Jurgens: In a way, it reminds me a little bit of the way the business used to work, even before I was a creator. If I think back to the stuff I liked as a kid, where I'd be sitting there, and all of a sudden Marvel was doing a book like "Warlock," or "Captain Marvel" by Jim Starlin, or "Howard the Duck," "Master of Kung Fu," anything like that, it always felt very much a business that had properties and concepts grow from the ground up. It didn't necessarily come from a editorial meeting where they just said, "We need a duck that talks." It grew from the ground up. There was much of a personal expression, I think, that we saw, coming out of Marvel and DC in some ways back then.

This reminds me somewhat of that. I think this is allowing creators to walk in and say, "I have this vision, and I want to find a way to explore this. I want to talk about this. I want to write about this." I think that's what you're seeing in DC now in this June wave of books. It's a lot of different voices, it's a lot of different opinion -- and by "opinion," I'm not talking about political opinion, I'm talking about opinion about what a comic can be, and what a good story can be, and what the visual language of comics might be. I think there's an awful lot of that happening. It's very exciting.

Chang: All of the people that have been coming through here today, it's a huge mix. I don't think we've ever seen this wide mix of creators before. Young, old, male, female, different ethnic backgrounds. That in itself creates an opportunity to tell newer stories that we never maybe even had the opportunity to. I think it's very exciting. Especially for me -- sitting in the room with Dan, and all these other guys and girls, just listening to them talk, and sharing experience, and sharing stories, is really, really exciting from our standpoint. I hope that translates through our work, to the readers, as well.

It's clearly significant to the series that Batman Beyond in now the DC Universe -- the one that we all know -- but 35 years in the future. What can you share about that setting -- what the DC of 35 years from now looks like, and how it setting shapes this take on the character?

Jurgens: I think that's part of the magic of the book. It is not necessarily going to be exactly like we saw it in the animated version, because I think we have to make it a little grittier than that. I've talked to Bernard about that -- one of the first questions he asked me was just asked about the general look and feel of it. I talked about the design work of Syd Mead and Ralph McQuarrie, yet if you splice something like "Blade Runner," where it was a dirtier, more realistic, concrete and still brick kind of future, mixing that all together -- I think that's part of what it has to be. It is going to have definitely a different look than the animated series.
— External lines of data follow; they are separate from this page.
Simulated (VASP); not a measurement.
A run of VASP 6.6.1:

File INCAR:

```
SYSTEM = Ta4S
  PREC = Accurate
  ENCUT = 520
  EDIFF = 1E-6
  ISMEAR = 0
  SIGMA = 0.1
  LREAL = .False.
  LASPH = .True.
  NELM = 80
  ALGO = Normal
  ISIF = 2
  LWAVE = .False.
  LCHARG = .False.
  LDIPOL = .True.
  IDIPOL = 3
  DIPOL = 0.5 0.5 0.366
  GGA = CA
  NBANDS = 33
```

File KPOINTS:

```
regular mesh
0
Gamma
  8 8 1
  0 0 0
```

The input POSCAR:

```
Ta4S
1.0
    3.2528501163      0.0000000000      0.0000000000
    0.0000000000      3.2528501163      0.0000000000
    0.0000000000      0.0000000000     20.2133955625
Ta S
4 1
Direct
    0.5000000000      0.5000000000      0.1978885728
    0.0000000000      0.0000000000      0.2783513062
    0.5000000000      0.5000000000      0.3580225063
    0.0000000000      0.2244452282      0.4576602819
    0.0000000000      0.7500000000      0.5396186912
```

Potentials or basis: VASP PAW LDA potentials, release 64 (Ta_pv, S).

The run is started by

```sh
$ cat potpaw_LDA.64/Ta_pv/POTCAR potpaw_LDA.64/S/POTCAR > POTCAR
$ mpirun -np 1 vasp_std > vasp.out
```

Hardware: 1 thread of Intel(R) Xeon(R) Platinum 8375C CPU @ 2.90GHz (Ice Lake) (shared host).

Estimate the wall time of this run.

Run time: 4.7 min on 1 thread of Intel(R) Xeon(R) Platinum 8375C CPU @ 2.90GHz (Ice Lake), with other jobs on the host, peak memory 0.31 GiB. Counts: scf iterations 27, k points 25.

Chang: Gotham, or the Batman family itself, as an artist, stands out from every other book or every other family. Being able to throw a 35-year future look at it is a challenge, but also exciting. As artists, you want challenges. You want to be able to have mountains to climb. It's a good task that we all want to tackle.

Jurgens: The animated show, in a way, almost felt a little like "Legion of Super-Heroes," design-wise. It was 35 years later, but it looked like 250 years. If we think where we were 35 years ago, we know what the differences are, and they're not stretched to that magnanimous point. As I've talked to Bernard, yeah, it's 35 years from now -- we need to find the visual language that makes sense.

So, like in the animated series, will we see 35-years older versions of DC characters?

Jurgens: We're going to, in our very first story, introduce someone from Terry's world, which I think is very important, just to help establish the fact that yeah, this is where we are, and this is the Batman universe of the future. Obviously, we are not going to ignore the potential of older DC characters that are potentially around at that point. That's too good. I'm not going to leave that one out.

"Batman Beyond" #1 is scheduled for release on June 3.